Invest in your inner circle.
Who are the people you see the most? Who are the ones sitting at your table? Who are the folks that are cheering you on in your corner? Or better yet, who are the ones who are standing beside you as you journey onward in life? The ones you spend your time with matter—invest accordingly.
Read a book—not something random on the internet, or a highlight reel of someone else’s life, or some news article that is unvetted and unchecked and someone’s opinion that’s simply parading around as fact. Pick up a book, whether it’s fiction or nonfiction, and learn something. Let your brain wander and dig deep into the things that you cannot see beyond what you know and what you have experienced in your lifetime thus far. And if you don’t like to read a physical book, audiobooks work too!
Put the phone down.
You’re spending too much time on your phone. Yes, you. You’re using work as an excuse, and a text message thread with your coworkers as an excuse, and the fact that you scroll as you sip your morning coffee or unwind as your kids go to bed as an excuse. Nobody needs to be on their phone for upwards of three, four, five hours a day—and those hours spent scrolling is time you could be using to do something else. Something that will probably add far more value to your life than creeping on what other people are doing via Facebook.
Prioritize your top goals.
If you’re goal-oriented, there will be a million things that you will want to accomplish in a day, a week, a year, a decade. But sometimes you have to come to the grips that while you can seek them all out, you cannot do them all at the same time, so it’s best to learn how to prioritize. You can be a writer, but it’s hard to be a novelist and a memoirist and a screenwriter all at once. Start with one, two, three goals that you’re able to cultivate and master—and then move down the list as to what you want to do next.
Cultivate your communication skills.
You must learn how to communicate in person, on the phone, and yes, even by email. Digital communication is not going anywhere, so it’s best you learn proper email etiquette and grammar and how your words can reflect your tone—choose them wisely.
Remember that the only person you should be competing with is the human you were yesterday.

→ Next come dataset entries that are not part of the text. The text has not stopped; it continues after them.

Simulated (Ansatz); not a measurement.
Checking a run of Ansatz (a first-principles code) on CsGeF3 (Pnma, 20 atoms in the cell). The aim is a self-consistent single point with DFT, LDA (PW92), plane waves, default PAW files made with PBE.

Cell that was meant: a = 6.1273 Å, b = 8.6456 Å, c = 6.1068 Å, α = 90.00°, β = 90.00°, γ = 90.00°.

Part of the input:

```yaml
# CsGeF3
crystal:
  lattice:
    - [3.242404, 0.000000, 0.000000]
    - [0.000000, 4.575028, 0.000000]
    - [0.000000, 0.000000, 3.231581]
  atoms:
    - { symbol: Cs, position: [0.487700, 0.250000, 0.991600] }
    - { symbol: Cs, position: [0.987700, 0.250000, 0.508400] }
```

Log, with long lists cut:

There’s an adage that says that “comparison is the thief of joy”—and I’d add that competition can be that thief, too. Spending time and energy focusing on the accomplishments, happiness, and lives of other people does nothing to further your own. Their achievement of the things you so desperately desire is not a sign that there is no longer joy left for you but a reminder that good things are possible. So stop obsessing over what they have and how they live and instead worry about how you can be better than you were yesterday and the day before that.
Drink more water.
Drink a glass of water before you have your tea, or before you have your coffee, or before you guzzle whatever smoothie you have waiting for you. Hydration is a great way to maintain your physical health and keep you staying focused—but sometimes, drinking the proper amount of water is tedious. If you start drinking water the first thing in the morning, eventually, it’ll become second nature.
Give yourself the grace to try—and then fail and get back up again.
Not every chance you take will work out the way you want. Not every problem you have will resolve itself in a nice, tiny bow. But do not let the fear of failure keep you from trying, for if you never try, you’ll never know.